Two Malaysians in Guantanamo plead guilty to conspiring in Bali Bombings

Mohammed Nazir Bin Lep and Mohammed Farik Bin Amin agreed to give evidence against alleged mastermind Hambali.

An Indonesian police officer in beige uniform stands amid the wreckage of blackened cars and ruined buildings after the 2002 Bali bombings
The 2002 Bali bombings were the worst attack in Indonesian history [File: Jonathan Drake/Reuters]

Malaysians Mohammed Nazir Bin Lep and Mohammed Farik Bin Amin have pleaded guilty to conspiring in the 2002 Bali bombings that killed more than 200 people.

The two men appeared in front of a military court at the US naval base in Guantanamo Bay on Tuesday in proceedings broadcast via video link to reporters in the United States.

Bin Lep, 47, and Bin Amin, 48, pleaded guilty to five of the nine charges against them, according to Benar News, marking the first time they had entered a plea since they were brought to Guantanamo some 17 years ago.

Charges related to the 2003 attack on the Marriott Hotel in Jakarta that killed 11 people were dropped as part of a plea deal, according to The New York Times, and the men agreed to give evidence against alleged Indonesian mastermind Encep Nurjaman, also known as Hambali.

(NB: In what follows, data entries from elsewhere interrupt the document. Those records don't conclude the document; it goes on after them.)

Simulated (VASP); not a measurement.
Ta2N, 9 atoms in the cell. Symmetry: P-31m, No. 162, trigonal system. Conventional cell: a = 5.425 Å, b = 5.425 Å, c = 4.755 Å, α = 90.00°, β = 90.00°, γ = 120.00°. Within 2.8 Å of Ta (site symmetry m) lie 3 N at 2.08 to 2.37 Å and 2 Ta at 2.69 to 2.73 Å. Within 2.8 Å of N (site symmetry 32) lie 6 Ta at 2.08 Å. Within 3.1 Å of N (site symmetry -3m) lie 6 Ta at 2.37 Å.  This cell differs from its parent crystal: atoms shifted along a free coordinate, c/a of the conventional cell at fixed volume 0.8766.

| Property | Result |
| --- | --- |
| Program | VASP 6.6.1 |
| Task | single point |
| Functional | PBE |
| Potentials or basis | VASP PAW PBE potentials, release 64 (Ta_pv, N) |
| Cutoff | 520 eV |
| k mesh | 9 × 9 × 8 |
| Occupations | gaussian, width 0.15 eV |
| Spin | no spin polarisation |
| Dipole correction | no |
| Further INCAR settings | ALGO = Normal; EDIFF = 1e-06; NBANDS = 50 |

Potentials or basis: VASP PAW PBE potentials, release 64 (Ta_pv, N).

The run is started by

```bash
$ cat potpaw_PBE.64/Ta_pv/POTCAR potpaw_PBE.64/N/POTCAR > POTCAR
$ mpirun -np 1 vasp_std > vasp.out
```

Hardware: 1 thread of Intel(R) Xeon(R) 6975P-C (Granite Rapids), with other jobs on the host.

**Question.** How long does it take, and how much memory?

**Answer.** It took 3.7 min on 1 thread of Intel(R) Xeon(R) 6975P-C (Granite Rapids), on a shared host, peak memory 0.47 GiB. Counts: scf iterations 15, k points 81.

Bin Lep and Bin Amin were accused of being Hambali’s accomplices and charged alongside him, but their cases were separated last year.

The Malaysians will be sentenced next week, after which they are expected to be returned home.

Hambali, who was once described by former US President George W Bush as “one of the world’s most lethal terrorists”, is still to go on trial.

Through his lawyers, Hambali has alleged that he was brutally tortured following his arrest in Thailand in 2003, after which he says he was transferred to a secret detention camp run by the Central Intelligence Agency (CIA) and tortured as part of the agency’s rendition, detention and interrogation (RDI) programme, which is sometimes referred to as the “torture programme”.

The attacks on the Bali clubs in October 2002 were the worst in Indonesian history and led to a crackdown on hardline groups such as Jemaah Islamiyah (JI), and a strengthening of Jakarta’s counterterrorism operations.

Three of the main perpetrators of the bombings were sentenced to death and executed in 2008, while a fourth, Ali Imron, was jailed for life after he apologised and expressed remorse for what he had done.

In 2022, Indonesia jailed Zulkarnaen, a senior member of JI who had been on the run for 20 years, to 15 years in prison over the attacks.